The 100th anniversary of the tragedy at Quintinshill, near Gretna, claimed more than 200 men from the seventh battalion of the Royal Scots.

A view of the Gretna Green rail disaster on 22 May, 1915. Picture: TSPL

A view of the Gretna Green rail disaster on 22 May, 1915. Picture: TSPL

Now their former headquarters - where many bodies of the victims were laid out in the wake of the disaster - will play host to a promenade play, Persevere, in honour of its centenary next month.

An exhibition in the venue will explore the story of the disaster through the stories of seven of the soldiers who made the fateful train trip south from Larbert, in Stirlingshire, to Liverpool.

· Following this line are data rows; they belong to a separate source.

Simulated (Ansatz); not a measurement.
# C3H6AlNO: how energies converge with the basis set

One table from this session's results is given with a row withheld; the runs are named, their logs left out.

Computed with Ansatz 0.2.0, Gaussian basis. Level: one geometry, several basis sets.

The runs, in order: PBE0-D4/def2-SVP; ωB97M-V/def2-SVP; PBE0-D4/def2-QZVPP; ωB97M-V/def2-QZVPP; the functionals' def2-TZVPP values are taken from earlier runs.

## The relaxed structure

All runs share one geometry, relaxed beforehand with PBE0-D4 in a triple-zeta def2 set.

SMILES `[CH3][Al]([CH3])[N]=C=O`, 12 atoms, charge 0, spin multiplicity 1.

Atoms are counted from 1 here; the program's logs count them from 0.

The script is based on the farewells the Edinburgh-based soldiers would have made before heading off to Gallipoli, the news of the crash and how their loved ones dealt with the aftermath of the train crash, which happened when a train carrying 500 soldiers collided with a goods train and burst into flames. Then, with people still trapped inside, a Glasgow-bound express train ploughed into the wreckage.

Some 215 soldiers out of the 498 on board the train from the battalion lost their lives in the tragedy, along with 12 civilians, on 22 May 1915.

Their bodies were laid out in the battalion’s drill hall on Edinburgh’s Dalmeny Street, which became a makeshift mortuary, before they were buried in Rosebank Cemetery, on the other side of Leith Walk.

The drill hall, which was built for the Royal Scots in 1901, was transformed into a multi-purpose arts centre more than a decade by the group Out of the Blue, which is staging the play and exhibition thanks to £44,500 in funding from the Heritage Lottery Fund. Two local theatre groups, Active Inquiry and Strange Town Young Company, will be performing the play.

Centre manager Rob Hoon said: “The drill hall is historically associated with a hugely significant tragedy for the Leith community. Thanks to the funding from the Heritage Lottery Fund we’ve been able to explore the impact on individuals and families by people undertaking their own research, uncovering stories and presenting them to the people of Leith - and beyond.”